Let me clarify, what I meant is a 30/yr “fixed interest” mortgage. You can get a 20 or 30 or 40 yr mortgage in Taiwan(depending on age) but the interest rate can not be locked in at a low rate instead is continually floating based on market fluctuation and at the end of 30 yrs there may be a big balloon payment in store if interest rises or your monthly payments will change 10 yrs in depending on the contract. The interest is only fixed in Asia for typically 3-5 yrs. whereas in the USA you can fix it for 30 yrs and know exactly what you owe with no surprises.
The Amortization schedules given in Asia are just estimates based on when the contract was signed, but it can change each quarter as the interest rates climb.
But if you’ve been living in Kaohsiung since 2012, your lungs have been paying a hefty price.
The biggest problem with housing is Taiwan is the fact in deteriorates so quickly, shitty neighbors are everywhere, noise pollution is hard to avoid, etc.
But kudos to the person who bought an apartment for 5M in Kaohsiung in 2012 and can sell it for 20M today. Now they can afford a smallish 20+ year-old 1 bedroom apartment in Taipei!
It’s the whole addage of , the market can remain irrational longer than you can remain solvent. The fact that the apartment basically falls apart after a few years doesn’t seem to deter people here
I’m not concerned about the irrationality of the market really. I’m just saying that lowering the quality of your life for money’s sake is a fool’s game.
Last year, I had numerous sizable equity and option trades that more than tripled in the span of months. None required me to live in a crappy environment for years.
It’s sad that some people don’t have the experience/knowledge to understand that there is more than one path to wealth creation. So they don’t make accurate comparisons between asset classes.
If I were that good with markets, I would be happy to cash out my home equity, invest in the market, and rent a nice place! And then buy another house, because I like having a house Unfortunately, I am not.
Also, it’s not as simple as buying a major index. If I had bought the FTSE a decade ago, I wouldn’t be much better off. If I had bought construction stocks in Taiwan, I’d be worse off. You really have to know your stuff to do well in equity markets.

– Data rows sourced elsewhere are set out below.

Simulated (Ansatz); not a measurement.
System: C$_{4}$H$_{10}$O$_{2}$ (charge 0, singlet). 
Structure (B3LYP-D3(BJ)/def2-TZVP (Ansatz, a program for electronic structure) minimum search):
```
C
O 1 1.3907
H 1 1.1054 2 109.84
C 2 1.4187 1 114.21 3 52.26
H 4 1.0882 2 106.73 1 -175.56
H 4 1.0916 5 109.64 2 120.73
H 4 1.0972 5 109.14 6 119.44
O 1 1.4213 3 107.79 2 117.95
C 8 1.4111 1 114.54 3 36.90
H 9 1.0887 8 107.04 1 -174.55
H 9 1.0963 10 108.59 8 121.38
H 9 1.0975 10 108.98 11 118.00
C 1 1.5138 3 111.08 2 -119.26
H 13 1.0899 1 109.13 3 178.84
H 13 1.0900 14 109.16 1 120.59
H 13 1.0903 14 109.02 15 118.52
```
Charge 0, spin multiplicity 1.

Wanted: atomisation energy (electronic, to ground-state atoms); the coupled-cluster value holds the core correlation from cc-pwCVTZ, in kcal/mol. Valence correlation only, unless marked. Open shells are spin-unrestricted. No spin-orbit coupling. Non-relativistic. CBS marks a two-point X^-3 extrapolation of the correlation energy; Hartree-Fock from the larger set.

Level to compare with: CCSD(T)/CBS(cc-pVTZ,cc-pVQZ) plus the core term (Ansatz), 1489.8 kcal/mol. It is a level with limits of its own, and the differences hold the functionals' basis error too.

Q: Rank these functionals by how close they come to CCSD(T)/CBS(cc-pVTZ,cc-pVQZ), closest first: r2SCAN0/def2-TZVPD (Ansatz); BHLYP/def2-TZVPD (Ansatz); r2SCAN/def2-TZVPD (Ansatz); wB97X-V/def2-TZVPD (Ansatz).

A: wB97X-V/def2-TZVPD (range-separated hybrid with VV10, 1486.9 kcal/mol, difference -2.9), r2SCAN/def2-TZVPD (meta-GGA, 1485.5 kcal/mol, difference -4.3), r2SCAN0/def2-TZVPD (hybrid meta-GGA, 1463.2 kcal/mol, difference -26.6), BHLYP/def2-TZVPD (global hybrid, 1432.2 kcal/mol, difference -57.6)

With property, I don’t think it’s quite the same. people need somewhere to live, so buy a house, go about their lives, and a decade later, their house is worth much more than they paid for it.
Only in the old days when population was booming in Taiwan. Taiwans real estate price is likely to go the way of Japan once the population decline sets in and the vacancy. The problem is for Taiwans entire growth the population kept rising so everyone thinks it won’t go down the same road Japan did cause they haven’t experienced it.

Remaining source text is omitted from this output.